After publishing three editorials in seven months, The Post still doesn’t appear to understand what the Retail Service Station Amendment Act of 2011would do. The latest editorial [“Gas attack,” Jan. 21] stated that the bill would prohibit gasoline distributors from “owning and operating retail gas stations” in the District. The bill would prohibit gasoline distributors from operating stations, not from owning them — a restriction in place for oil companies since the 1970s.
The editorial claimed the bill would limit a distributor’s ability to sell land. The bill simply extends federal protections in place since 1978. Distributors can sell stations; they just need to give tenants the right of first refusal. Why would a distributor care who signs the check?
The Post also claimed that the increase in the gap between D.C. gas prices and those of neighboring jurisdictions since June 2009 is the result of tax increases. But The Post was comparing prices in the District with prices in the whole D.C. metro area, which includes the District — a flawed approach that artificially shrinks the price gap. Comparing instead the average annual cost of gas in the District and the average annual cost of gas in the Maryland suburbs and the state of Virginia (figures for Northern Virginia are not available) shows that the price gap increased about 8 cents from 2009 to 2011, according to AAA data — more than twice the amount of a District tax that took effect Oct. 1, 2009. The only explanation for growth that big is price gouging.
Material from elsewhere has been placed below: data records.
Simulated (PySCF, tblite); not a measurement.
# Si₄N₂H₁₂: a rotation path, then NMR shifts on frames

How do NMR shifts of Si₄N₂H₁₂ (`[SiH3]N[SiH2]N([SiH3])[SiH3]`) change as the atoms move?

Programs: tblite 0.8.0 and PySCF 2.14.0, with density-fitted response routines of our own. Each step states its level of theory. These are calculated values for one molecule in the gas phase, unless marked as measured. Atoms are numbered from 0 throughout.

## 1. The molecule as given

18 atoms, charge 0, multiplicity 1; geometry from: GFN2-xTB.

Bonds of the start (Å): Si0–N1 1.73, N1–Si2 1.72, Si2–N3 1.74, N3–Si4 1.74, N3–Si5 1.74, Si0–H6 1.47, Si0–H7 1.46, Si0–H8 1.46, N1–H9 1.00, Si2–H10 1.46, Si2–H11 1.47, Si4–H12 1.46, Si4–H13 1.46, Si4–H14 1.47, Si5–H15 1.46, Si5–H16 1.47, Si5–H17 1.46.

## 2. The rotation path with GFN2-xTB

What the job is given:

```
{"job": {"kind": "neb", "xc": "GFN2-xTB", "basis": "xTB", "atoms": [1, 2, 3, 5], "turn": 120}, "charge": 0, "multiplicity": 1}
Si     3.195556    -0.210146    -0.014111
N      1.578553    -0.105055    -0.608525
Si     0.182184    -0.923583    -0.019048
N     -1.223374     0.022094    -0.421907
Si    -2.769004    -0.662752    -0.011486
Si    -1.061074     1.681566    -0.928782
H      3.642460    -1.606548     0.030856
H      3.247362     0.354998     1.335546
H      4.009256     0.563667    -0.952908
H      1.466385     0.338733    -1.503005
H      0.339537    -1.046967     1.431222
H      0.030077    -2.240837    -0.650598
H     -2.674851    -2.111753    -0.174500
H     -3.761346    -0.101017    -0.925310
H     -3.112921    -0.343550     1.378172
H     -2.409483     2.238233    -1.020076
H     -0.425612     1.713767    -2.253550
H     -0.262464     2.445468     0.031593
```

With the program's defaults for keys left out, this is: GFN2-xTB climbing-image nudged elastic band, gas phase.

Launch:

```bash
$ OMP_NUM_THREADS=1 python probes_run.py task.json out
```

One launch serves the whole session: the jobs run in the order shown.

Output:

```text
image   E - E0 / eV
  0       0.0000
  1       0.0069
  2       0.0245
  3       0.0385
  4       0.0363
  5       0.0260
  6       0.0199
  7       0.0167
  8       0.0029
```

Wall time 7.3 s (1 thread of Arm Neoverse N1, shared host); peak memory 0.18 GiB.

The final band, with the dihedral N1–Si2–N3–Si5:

In addition, the editorial reported that the District’s dominant distributor, Eyub “Joe” Mamo, did not acquire his D.C. stations until 2009. True, Mr. Mamo bought his Exxon stations in June 2009, but he owned many other branded stations before that. Rather than ask why I want to address market concentration and manipulation, we should wonder if The Post has become a shill for Mr. Mamo.
Mary Cheh, Washington
The writer, a Democrat, represents Ward 3 in the D.C. Council.